Instagram vowed on Tuesday to revise new proposed terms of service following a strong backlash from users worried that it would use their photos in advertisements without their permission.
The new terms of service, published on Monday for public review, caused an immediate uproar from users, many of whom publicly said they would quit Instagram. The conflict highlighted ongoing concerns over how social-networking companies handle their users' personal data. Facebook, which has frequently faced privacy-related criticisms, announced in April that it would acquire Instagram for US$1 billion in cash and stock.
Kevin Systrom, co-founder of Instagram, wrote on Instagram's blog that the company had intended "to communicate that we'd like to experiment with innovative advertising that feels appropriate on Instagram. Instead, it was interpreted by many that we were going to sell your photos to others without any compensation.
"This is not true and it is our mistake that this language is confusing," Systrom wrote. "To be clear: it is not our intention to sell your photos. We are working on updated language in the terms to make sure this is clear."
Systrom wrote that Instagram has no intention of using photos within advertisements. "We do not have plans for anything like this, and because of that, we're going to remove the language that raised the question."
He reasserted that Instagram's users own their content and the company does not claim ownership rights over photos. Users may still shield their photos from public view by setting the content to "private," which only allows viewing by approved followers, he wrote.
"We need to be clear about the changes we make -- this is our responsibility to you," Systrom wrote.
Systrom wrote that Instagram does envision meshing the service's users with brands. "In this way, some of the data you produce -- like the actions you take (eg, following the account) and your profile photo -- might show up if you are following this business," Systrom wrote.

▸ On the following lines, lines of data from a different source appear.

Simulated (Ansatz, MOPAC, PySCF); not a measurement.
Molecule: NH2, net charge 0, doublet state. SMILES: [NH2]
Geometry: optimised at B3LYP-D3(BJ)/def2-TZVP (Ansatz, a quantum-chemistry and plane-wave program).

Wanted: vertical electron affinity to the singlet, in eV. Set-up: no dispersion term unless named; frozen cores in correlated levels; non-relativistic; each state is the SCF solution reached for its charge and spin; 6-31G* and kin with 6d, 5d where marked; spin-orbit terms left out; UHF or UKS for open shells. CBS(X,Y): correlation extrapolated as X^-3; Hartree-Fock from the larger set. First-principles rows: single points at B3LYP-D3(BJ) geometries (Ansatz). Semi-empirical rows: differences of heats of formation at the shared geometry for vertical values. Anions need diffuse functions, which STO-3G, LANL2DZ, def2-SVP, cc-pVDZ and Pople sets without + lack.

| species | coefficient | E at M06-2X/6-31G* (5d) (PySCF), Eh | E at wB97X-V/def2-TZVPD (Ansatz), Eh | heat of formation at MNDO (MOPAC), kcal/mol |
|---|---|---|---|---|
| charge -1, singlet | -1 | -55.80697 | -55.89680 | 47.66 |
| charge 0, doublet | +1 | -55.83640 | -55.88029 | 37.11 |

Instagram's owner, Facebook, faced fierce criticism in 2011 when it introduced the "Sponsored Stories" feature, which showed a user's profile photo near an advertisement if the user had "liked" the brand. Facebook did not ask for users' consent.
Following the Sponsored Stories debacle, Facebook was hit with a class-action suit brought on behalf of 125 million[m] users, which it chose to settle. The estimated $20 million settlement, which has been preliminarily approved by the U.S. District Court for the Northern District of California, is scheduled for another court evaluation called a fairness hearing in June.